The power of the Apple App Store cannot be underestimated. An independent study has found that the App Store ecosystem facilitated $1.1 trillion in developer billings and sales last year as part of the system’s robust year-over-year growth of 29 per cent.
The new study by Analysis Group economists breaks down the $1.1 trillion figure as $910 billion in total billings and sales from the sale of physical goods and services, $109 billion from in-app advertising and $104 billion for digital goods and services. It’s a sizeable increase from 2019 data, when Apple said the App Store had facilitated $519 billion in commerce, with $61 billion coming from digital goods and services.
The report takes a look at key drivers behind the growth in the App Store ecosystem and it includes “rebounding demand” for sectors like travel and ride-hailing, and strong growth in advertising spend in apps like social media and retail apps. Travel as a category saw an 84 per cent increase and ride-hailing as a category saw 45 per cent increase in sales in 2022. Food delivery and pickup sales have also more than doubled since 2019 and grocery sales more than tripled.
What makes the report important is that it shows how much money is made through the ecosystem built around the App Store rather than what the company has earned. More than 90 per cent of the billings and sales went specifically to the developers, with Apple not taking a cut, the report mentions.
“As this report shows, the App Store is a vibrant, innovative marketplace where opportunity thrives,” Apple chief executive officer Tim Cook has said.
The report also throws light on iOS downloads. Users have downloaded apps more than 370 billion times from 2008 to 2022 and today, the App Store has nearly 1.8 million apps, or 123 times the figure it had at the end of 2008.

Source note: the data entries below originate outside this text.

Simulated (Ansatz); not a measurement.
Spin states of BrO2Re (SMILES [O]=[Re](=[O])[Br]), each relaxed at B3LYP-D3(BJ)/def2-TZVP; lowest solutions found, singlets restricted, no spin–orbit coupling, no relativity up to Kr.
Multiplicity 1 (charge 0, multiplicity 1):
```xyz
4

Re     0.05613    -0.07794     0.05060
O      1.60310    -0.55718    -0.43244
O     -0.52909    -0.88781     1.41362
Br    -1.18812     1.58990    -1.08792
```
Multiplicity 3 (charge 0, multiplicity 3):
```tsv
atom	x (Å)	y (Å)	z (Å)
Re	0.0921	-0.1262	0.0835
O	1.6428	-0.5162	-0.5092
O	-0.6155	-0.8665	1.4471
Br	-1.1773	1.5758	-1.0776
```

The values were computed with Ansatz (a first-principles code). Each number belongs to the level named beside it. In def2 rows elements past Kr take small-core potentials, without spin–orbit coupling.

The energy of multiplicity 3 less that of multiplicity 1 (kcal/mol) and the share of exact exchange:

Beyond in-app purchases and subscriptions, the App Store serves as a “trusted platform” for businesses to sell their products, the report mentions, and it points out the many policies that Apple has implemented to “foster user trust” and prevent fraudulent transactions. In 2022, the App Store blocked more than $2 billion in fraudulent transactions — and rejected 1.7 million app submissions for failing to meet privacy, security, and quality standards.
The report comes ahead of next week’s WWDC when Tim Cook is expected to unveil a mixed-reality headset that will have its own App Store. It will be Apple’s first major new product category since 2015 and success will come only through help from third-party app developers.